13. Lattice-Boltzmann

For an implicit treatment of a solvent, ESPResSo can couple the molecular dynamics simulation to a lattice-Boltzmann fluid. The lattice-Boltzmann method (LBM) is a fast, lattice-based method that, in its “pure” form, allows to calculate fluid flow in different boundary conditions of arbitrarily complex geometries. Coupled to molecular dynamics, it allows for the computationally efficient inclusion of hydrodynamic interactions into the simulation. The focus of the ESPResSo implementation of the LBM is, of course, the coupling to MD and therefore available geometries and boundary conditions are somewhat limited in comparison to “pure” LB codes.

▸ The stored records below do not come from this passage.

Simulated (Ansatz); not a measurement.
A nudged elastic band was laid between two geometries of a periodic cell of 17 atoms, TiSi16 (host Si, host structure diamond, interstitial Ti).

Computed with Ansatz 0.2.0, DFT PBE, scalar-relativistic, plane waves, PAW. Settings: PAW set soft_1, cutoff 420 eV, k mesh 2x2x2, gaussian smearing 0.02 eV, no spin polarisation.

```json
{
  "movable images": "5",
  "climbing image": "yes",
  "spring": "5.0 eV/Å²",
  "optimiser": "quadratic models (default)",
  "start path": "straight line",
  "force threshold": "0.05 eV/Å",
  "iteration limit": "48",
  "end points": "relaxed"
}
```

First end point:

Here we restrict the documentation to the interface. For a more detailed description of the method, please refer to the literature.

Note

Please cite Godenschwager et al. [2013] and Bauer et al. [2021] (BibTeX keys godenschwager13a and bauer21a in doc/bibliography.bib) if you use the LB fluid. When generating your own kernels with pystencils and lbmpy, please also cite Bauer et al. [2019] and Bauer et al. [2021] (BibTeX key bauer19a resp. bauer21b in doc/bibliography.bib).

Note

Requires external feature WALBERLA, enabled with the CMake option -D ESPRESSO_BUILD_WITH_WALBERLA=ON.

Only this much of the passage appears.